Martha Grimes has come a long way since she started a series of mysteries named after English pubs. Her latest Richard Jury mystery is named for a champagne bar atop a skyscraper that overlooks the London financial district. While stretching the definition of “pub,” and sporting a cover that looks like a city crime thriller, the story offers the same mix of tragic, wealthy victims and eccentric rural Brits that have made Grimes’s books so popular for years.
Quite a few characters have been introduced in the course of 23 books, and the ones who weren’t Inspector Jury’s love interest have mostly survived to feature in later books. Grimes’s latest books are like a roll call of characters, each of whom seems to have wandered in from a different genre of mystery. Richard Jury, handsome and melancholy, lives in a darker, psychological mystery series where most people die, especially women he admires, and terrible things happen to children; reluctant aristocrat Melrose Plant evokes the golden age of wealthy amateur sleuths with butlers; while the crew of hangers-on in the town of Long Piddleton and Plant’s dreadful American aunt seem like they’d be comfier in a cozy mystery with tea shops and talking cats. But Grimes throws them all together along with movie references in affectionate nods to all kinds of mysteries past.

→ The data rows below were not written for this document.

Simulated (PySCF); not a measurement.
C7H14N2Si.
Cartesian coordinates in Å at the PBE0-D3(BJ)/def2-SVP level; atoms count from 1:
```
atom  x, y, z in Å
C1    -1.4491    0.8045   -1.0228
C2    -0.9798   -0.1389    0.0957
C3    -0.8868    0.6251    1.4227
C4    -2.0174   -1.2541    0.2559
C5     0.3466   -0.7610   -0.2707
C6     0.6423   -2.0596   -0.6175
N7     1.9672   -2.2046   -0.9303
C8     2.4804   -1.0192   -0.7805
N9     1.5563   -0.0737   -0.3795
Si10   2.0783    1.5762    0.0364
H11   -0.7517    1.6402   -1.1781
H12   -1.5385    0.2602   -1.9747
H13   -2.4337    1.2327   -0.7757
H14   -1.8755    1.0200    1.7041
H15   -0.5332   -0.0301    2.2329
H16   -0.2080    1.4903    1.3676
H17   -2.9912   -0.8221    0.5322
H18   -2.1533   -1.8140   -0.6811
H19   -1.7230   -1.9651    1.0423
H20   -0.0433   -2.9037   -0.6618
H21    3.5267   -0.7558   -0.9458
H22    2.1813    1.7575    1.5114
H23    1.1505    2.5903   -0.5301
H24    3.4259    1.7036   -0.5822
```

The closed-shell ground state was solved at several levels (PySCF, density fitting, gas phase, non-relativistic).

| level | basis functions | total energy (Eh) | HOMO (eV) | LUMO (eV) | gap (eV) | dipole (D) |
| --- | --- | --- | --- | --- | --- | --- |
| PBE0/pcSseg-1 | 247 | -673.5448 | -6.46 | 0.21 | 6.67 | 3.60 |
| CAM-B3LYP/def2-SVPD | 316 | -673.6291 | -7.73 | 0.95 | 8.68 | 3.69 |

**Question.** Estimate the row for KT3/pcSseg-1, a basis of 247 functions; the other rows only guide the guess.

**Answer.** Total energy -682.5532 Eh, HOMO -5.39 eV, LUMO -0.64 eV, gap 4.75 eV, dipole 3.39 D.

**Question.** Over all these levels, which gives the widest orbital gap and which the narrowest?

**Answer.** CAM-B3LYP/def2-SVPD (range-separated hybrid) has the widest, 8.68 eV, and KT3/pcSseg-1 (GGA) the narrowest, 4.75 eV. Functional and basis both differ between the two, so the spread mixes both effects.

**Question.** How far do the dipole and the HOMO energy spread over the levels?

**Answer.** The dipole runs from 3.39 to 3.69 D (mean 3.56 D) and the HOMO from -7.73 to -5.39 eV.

The movie reference in this case is obviously Hitchcock’s dizzy thriller Vertigo. For an old friend, Jury agrees to look into a very cold case: seventeen years ago, the friend’s beloved wife “fell” down a stone stairway, or so the police concluded at the time. It does seem suspicious that her death mirrored an even earlier tragedy, when a bossy, unpopular child at a birthday party “fell” into an empty pool on the same grounds. And while Jury is mulling over these incidents, a woman “falls” from a tower in the surprisingly crime-ridden environs of Long Piddleton, involving Melrose Plant and the usual suspects who hang out at the local pub. Jury and Sgt. Wiggins trace the survivors of the fatal party, and a depressing lot they are. But are they murderers?
Check the WRL catalog for Vertigo 42.
Are you at all tired of her characters, though? I quit reading her years ago.
Reblogged this on theowlladyblog.
Not tired of her characters. I stopped reading Elizabeth George years ago because all the victims were children…it was heart-breaking and disturbing.